Wednesday, August 25, 2010

Smell My Feet

There are three types of grocery stores in the south:

1. The Uppity Grocer: a store full of lots of ingredients that you have no idea how to pronounce, let alone be able to afford to buy. These store can easily be identified by their display of cheeses, truffle oils and fancy people behind the meat counter who may have actually met the cow you are about to buy thanks to a tour of the organic beef farm.

2. The Middle Class Grocer: this is usually a large chain store that offers the usual fare with a few specialty sections of organic, vegetarian and gluten-free offerings. You know you're in a middle-class store when their generic brands have fancy labels to make you feel better about the fact you are really buying the rejects of the brand-name foods.

3. The Country Grocer: this store is usually found in an abandoned shopping center where a middle class grocery used to be located. Due to the giant jars of pickled foods, you really have to watch your kids so they don't ruin the pig's feet display.

I tend to shop at option two when restocking our cabinets, and those fancy generic labels really do make my pantry look very delectable. But when I'm looking for foods to feed my girls, I make a trip to the country store. A middle class or uppity grocery would never have all of the animal parts for sale that I use to make up my girls' raw diet. You can't find backs, necks, gizzards, livers or hearts at the normal meat counter - middle class folks might get scared. But at the country grocery store, they have all this - and more.

Yep, I said more. For the first time ever at a commercial grocery store - country or otherwise - I purchased a package of chicken feet for the girls to nibble on. Chicken feet, while attached to a live bird, aren't the prettiest things to look at. Chicken feet detached and piled into one of those butcher trays and wrapped in plastic wrap is down right gross and creepy. Even worse, is looking at a display full of them.

I really don't want to know who buys these other than people who feed raw. I'm pretty sure that anyone who practices voodoo or witchcraft would need the feet from a live bird and not those that are packaged, but maybe I'm wrong.

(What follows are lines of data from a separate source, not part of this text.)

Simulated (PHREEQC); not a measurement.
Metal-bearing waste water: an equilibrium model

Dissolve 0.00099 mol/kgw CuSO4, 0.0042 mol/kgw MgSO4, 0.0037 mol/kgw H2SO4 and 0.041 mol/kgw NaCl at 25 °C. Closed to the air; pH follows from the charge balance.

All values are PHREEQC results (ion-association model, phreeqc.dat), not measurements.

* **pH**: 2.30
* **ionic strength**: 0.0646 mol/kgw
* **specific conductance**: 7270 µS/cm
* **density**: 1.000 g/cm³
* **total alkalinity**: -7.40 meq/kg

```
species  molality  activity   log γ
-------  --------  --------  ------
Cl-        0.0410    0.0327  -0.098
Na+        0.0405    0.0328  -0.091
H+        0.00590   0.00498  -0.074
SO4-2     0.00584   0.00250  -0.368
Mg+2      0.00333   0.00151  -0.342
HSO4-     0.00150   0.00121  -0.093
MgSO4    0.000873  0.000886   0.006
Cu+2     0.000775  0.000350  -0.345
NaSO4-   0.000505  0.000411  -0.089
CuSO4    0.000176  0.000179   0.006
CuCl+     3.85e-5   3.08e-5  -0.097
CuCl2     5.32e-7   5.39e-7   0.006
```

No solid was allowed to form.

Nonetheless, my girls enjoy their mid-day snack, talons and all. But I've asked them not to get too used to such a delicacy. I really don't like seeing these things clawing to get out of the plastic bag in the bottom of my fridge every time I go to get a drink.

9 comments:

Anonymous said...

I sure hope those babies appreciate their Mama.

pattysea said...

EEEUUUWWWW!!! GROSS!!!

gyeong said...

Some other countries would be impressed to see that we feed what they consider delicacies to our dogs :). I usually sneak a taste of any funky stuff I give to my kids. Chicken feet with black bean sauce sounds yummy.

Christy Stewart said...

The things we do for our fur babies! Gross but very sweet!

houndstooth said...

I think I may have nightmares tonight! Those feet just look disturbing! You're a much better woman than I am!

Terri said...

O_o As much as I love my hounds, I couldn't possibly buy those, much less allow them in my house. They FREAK me out! Ours get nice frozen raw beef marrow bones for chewing and teef cleaning.

Bethanie and Chris said...

Haven't seen chicken feet since moving out of SC.

Trina said...

Oh my..I have seen Gyeong eat some weird stuff (and figure now he will make an effort to find this on a menu the next time we are out and about)..and I am game to try anything one. But I think even I would push that away. Props to you for having them in your fridge.

IHateToast said...

Feet just seem to be an odd thing to eat. Pig. Chook. I don't care. They're feet. Some cultures find the showing of the sole offensive. I will adopt that and add eating of the sole, too.

Now, to be a royal hypocrite, I have roo tail thawing in the sink. Mmmm. Roo tail. The kids love it. Lean. It's like osso bucco with more meato.

In Germany, I saw udder. My boyfriend bought it for the dogs. Some fry it up to eat. Again. Gimme my muscles. If I have to eat meat, it's going to be a muscle.